Doherty

I want to take a closer look at the two examples given in Kaput et al; the use of SimCalc to investigate notions of velocity, position and speed and the use of ToonTalk in creating video games. I feel that both examples could be argued into either category, computational thinking or not. Both certainly provide new insights into the use of technology in teaching, but whether it is computational thinking is more nuanced.

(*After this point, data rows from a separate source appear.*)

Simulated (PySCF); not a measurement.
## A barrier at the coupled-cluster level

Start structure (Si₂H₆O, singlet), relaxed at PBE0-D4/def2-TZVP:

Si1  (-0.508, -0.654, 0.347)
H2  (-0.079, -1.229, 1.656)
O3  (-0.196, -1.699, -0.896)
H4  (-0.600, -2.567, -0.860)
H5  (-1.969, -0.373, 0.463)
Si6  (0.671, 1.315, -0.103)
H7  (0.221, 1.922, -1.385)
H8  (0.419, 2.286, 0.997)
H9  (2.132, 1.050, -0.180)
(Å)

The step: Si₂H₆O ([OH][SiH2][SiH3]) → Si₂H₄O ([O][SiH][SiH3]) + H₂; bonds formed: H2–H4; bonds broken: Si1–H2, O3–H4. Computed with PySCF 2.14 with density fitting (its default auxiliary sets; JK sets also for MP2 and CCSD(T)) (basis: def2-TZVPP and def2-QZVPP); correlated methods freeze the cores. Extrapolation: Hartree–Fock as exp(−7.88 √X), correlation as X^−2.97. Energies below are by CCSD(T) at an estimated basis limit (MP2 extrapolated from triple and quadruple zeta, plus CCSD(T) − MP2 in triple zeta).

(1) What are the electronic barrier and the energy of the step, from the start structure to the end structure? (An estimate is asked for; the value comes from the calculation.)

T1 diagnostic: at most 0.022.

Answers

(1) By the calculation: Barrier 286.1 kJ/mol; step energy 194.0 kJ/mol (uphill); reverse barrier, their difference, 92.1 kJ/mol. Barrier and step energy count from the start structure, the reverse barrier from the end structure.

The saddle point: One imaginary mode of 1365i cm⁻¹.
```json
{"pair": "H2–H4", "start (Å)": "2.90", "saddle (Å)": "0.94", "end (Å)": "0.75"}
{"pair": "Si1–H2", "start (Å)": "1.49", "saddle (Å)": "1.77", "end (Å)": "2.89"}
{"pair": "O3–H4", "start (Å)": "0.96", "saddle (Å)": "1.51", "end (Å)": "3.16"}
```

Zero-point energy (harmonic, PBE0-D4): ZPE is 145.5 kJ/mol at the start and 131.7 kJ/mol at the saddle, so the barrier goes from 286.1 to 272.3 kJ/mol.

Taking the example of the elevators and coordinating graphs, it must first be acknowledged that in terms of math, these are phenomenal. As the author notes, they can be seen as less than that if they are not taken within the appropriate context. The simulation and graphing is done without equations or even references to the symbology needed to later write about them. This is unique, simulations are largely used after the introduction of the function or equation to show how it works. Thus it seems that the equation gave birth to the representation, but not vice versa. This addresses a common area of misunderstanding for students, they somehow come to “understand” the equation or function, but cannot make the connection to a real world situation or a graphical representation. Which to me indicates that they did not actually understand the equation. Second, it’s imperative to note that this simulation is being done in algebra classes, not in calculus. In fact, the reason this is possible is due to the graphical representation. Symbolic representations are not possible without the appropriate amount of algebra education.

Now, the cool math parts aside, is it computational thinking? I believe Weintrop et al. would argue in the affirmative. Their taxonomy includes “using computational models to understand a concept.” They are in a sense abstracting the real world elevator situation into a computational representation. However, the depth of computational thinking is suspect. Using a model, or creating a representation within a strict set of guidelines allows for a limited level of student driven abstraction. So yes, the representational aspects of the simulation are computational thinking, but they aren’t a silver bullet.

In the toontalk example, I was struck by the ease with which students could go digging around in the innards of the program. It reminded me of taking part electronics to see how they work (or don’t work). As mentioned in the article, this feature of toontalk and their extension was deliberate and is unusual in comparison to other student focused programming constructs. At first I thought, no, this isn’t computational thinking. The students aren’t creating anything, they’re just poking around in something someone else made. The idea of “using the computer” as computational thinking is the conception we’re trying to eradicate. However, I think now that the computational thinking lies in the investigative aspect. It fits into the category of “algorithmic notions of flow of control.” The students wanted to change the appearance of the game, something at which we’ve sort of rolled our eyes, it’s fun, but it’s not learning or computational thinking. However, in this instance the children had to investigate the white bullets in order to turn them into lighting bolts: where are the bullets: who’s using them? What program executes with them? Then they had to acknowledge and discover that other portions of the program relied on the original bullets, thus changing them in one place changes the flow of control. Of course, that piece falls directly into the idea of debugging.

So in summation, in the elevators the math was more interesting than the computational thinking, and in the video games, a seemingly surface level aesthetic choice, actually lead to computational thinking.